Work can also involve unsociable hours, extreme early starts, think 3am alarm calls, and you could be the only person you know working Bank Holidays, Christmas Days and New Year’s days too!
However in return you get to do what you love! Working in the make-up world is exciting and varied. You get to meet a wealth of interesting people, not just celebrities! You also get to visit great locations and countries, gain exclusive access to areas the public don't see and a career that never fails to keep you on your toes!
Make up never stands still. Something new is always being developed and created. New techniques and products ensure you are always at the top of your game, however this can also be expensive as your clients will expect you to have the latest products in your kit and to ensure you don't get left behind training should be on-going throughout your career and unless offered by an employer can be pricey .
Skills and Personal Qualities
As well as having training and great make-up and hair skills, personality is key to being a good make-up artist that gets booked time and time again.
You will have to deal with many different personalities, some at times difficult. Talent can get nervous before filming and this can sometimes come across as being 'difficult' so you need to learn how to remain calm in these situations and always remain professional.
You need to know when to talk, when to just listen and learn how to read people's moods. It's also important to remember that your clients’ needs take priority and you are there to assist them and ensure their time in make-up is a pleasurable, enjoyable experience not one filled with listening to your woes!
Make up is a great time for talent to rehearse their lines or to compose themselves before their performance. Your job is not only to make them look great or get them into character but ensure they feel good too, sometimes you become their personal psychologist, it’s all part of the job !
Working long hours, early starts and few days off can put a strain on the make-up team so it’s really important to remain professional and avoid getting involved in any team 'politics '.
You may be privy to very personal conversations and information relating to well-known celebrities and it is crucially important to be discreet and ensure their confidentiality. Gossiping is never condoned and although many will get involved those that don't will be trusted by individuals and so may go on to become a personal make-up artist for a celebrity.
Most aspiring artists will be best advised to attend a professional course covering different skill sets; some also include special effects, prosthetics and hair. Most employers require some proof of training so ensure you will receive certification of this.
The more skills you learn and train in, the more jobs you will be considered for and the more varied your career will be. It is always worth doing your research into as many training schools as possible as the courses are very expensive and can range from hundreds to thousands of pounds.
It is a really good idea to at least add hair styling as part of a course. It is a skill that will ensure you are more employable as many production companies do not employ separate hairdressers and make-up artists unless you are working on very big budget productions.
(ii) STARTING OUT
Finding work once you have completed your training can be very difficult as most jobs require a certain amount of experience. You can gain experience by assisting a professional make-up artist , working with students on film projects , work experience with production companies and researching who and where to send your CV to! This can feel like a never ending cycle of not getting anywhere so you will have to have lots of stamina to keep motivated.
Jobs for experience can also be unpaid in exchange for portfolio pictures, credits, expenses and of course gaining experience.

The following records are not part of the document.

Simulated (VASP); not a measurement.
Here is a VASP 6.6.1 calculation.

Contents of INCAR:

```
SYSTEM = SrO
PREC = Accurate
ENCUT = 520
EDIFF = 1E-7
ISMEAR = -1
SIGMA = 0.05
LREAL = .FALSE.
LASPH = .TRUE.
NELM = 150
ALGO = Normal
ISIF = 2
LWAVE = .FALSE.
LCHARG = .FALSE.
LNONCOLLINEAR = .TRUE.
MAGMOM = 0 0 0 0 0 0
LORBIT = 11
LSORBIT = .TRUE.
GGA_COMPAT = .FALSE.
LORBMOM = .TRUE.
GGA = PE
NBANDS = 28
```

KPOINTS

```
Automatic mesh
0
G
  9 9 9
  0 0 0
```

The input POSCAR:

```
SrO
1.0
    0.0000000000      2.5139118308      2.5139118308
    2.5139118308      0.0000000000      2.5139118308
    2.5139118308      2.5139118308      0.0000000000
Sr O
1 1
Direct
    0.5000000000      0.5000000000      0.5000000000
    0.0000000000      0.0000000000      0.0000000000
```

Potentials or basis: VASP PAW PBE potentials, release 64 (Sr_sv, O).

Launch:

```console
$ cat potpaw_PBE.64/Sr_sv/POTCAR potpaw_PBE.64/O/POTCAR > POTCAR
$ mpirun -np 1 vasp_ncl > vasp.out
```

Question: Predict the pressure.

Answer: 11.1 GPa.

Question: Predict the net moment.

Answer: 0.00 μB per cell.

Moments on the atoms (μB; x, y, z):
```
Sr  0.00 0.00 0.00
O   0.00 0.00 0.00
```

It can be extremely difficult to get a break in the beginning of your career so you will need to have patience and perseverance as it can take years to get a break into the genre you wish to be involved in. You may end up working in a field of make-up that is not your first choice but take every job you can as you never know who you might meet and where it might lead!
Opportunities and Progression
A make-up artist has many options to further their career within the industry. These include becoming a designer, which will involve you creating the look of the make-up and hair for all the artists based on the productions requirements, recruiting a team to assist you from senior make-up artists to assistants and responsibility for using the budget designated to you for purchasing the relevant make up kit for your team.
In some areas of the business this is also known as head of department. This role can also involve managing, coaching and directing a team of make –up artists.
Training and teaching is also something to consider once you have gained many years’ experience. This can include working in colleges or make up schools to share your knowledge and expertise in various areas of the industry and be involved in training the next generation of make-up artists.
Potential Salary and Benefits
Work is varied and therefore so can pay be!
Starting pay can be from £50-£100 a day for a newly qualified make-up artist.
An experienced make-up artist for film or TV can expect in the region of £250-£400 per day, fashion around the same, commercials are highly paid and a day rate can be in excess of £500 + a day.